A Few Notes About Pandoc

You’re soaking in it.

January 8, 2016


I have now done two projects with Pandoc – this web site and the Ten Steps to Linux Survival book. During the process I’ve come to a few personal “best practices” the hard way. These are not hard-and-fast rules, but instead guidelines I’ve found helpful while developing content that will be processed by Pandoc.

Beware Pass-Through Code

You can “pass through” LaTeX and HTML in the Markdown, and Pandoc will write it out in the appropriate output formats. This is very powerful. It’s a must for creating an index in PDFs, for example. It’s also required for effectively using Bootstrap in HTML output, like with this site. But use this feature sparingly. It’s not a crutch to whip out just because you know how to do something in HTML, but don’t want to take the time to figure it out in Pandoc (because then why are you using Pandoc?)

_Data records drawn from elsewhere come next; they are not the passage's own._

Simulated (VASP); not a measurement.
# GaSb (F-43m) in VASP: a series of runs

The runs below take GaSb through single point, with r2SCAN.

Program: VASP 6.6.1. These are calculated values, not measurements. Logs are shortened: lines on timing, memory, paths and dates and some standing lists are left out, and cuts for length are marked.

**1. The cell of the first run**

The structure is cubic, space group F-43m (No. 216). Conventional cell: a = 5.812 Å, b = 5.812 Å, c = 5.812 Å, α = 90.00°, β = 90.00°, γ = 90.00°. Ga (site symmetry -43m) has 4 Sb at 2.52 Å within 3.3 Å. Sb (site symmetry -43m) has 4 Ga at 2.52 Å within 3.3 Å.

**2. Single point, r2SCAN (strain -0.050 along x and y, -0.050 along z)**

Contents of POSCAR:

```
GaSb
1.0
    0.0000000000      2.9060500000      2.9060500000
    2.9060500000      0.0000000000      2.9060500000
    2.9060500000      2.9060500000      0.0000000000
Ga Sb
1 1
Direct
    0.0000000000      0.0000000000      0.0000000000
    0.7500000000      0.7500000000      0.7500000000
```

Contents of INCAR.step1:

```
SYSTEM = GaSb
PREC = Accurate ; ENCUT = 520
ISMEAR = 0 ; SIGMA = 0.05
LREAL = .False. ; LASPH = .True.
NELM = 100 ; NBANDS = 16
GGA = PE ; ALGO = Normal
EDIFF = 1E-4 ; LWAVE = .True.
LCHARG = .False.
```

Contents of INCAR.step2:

Pandoc-flavored Markdown (PFM) is incredibly powerful – use it fully. For example, you can pass along HTML ids, classes and any other attributes on headers and code blocks in PFM, and that goes a long way toward styling, linking and scripting. HTML ids are auto-generated for headers as well using the header text, which is useful for creating internal links with PFM that are understood in both HTML (and related formats like EPUB, etc.) and LaTeX (and related formats like PDFs).

Anywhere that you have multiple output formats (HTML, LaTeX) and you are trying to figure out how to use native code to produce the same effect for each output type, you’re almost certainly doing it wrong. That’s the whole point of Pandoc. Really try and live within “the Pandoc way” as much as possible.

Use the Include Files

It doesn’t become clear until you’ve been wielding it a while just how powerful the --include-in-header (HTML output), --include-before-body (HTML and LaTeX) and --include-after-body (HTML and LaTeX) options are. They do exactly what they say and allow you to include snippets (in this case of raw “code”) in those places in the document across multiple documents. This is where you can add JavaScript in HTML, or define new LaTeX macros, etc. Use them.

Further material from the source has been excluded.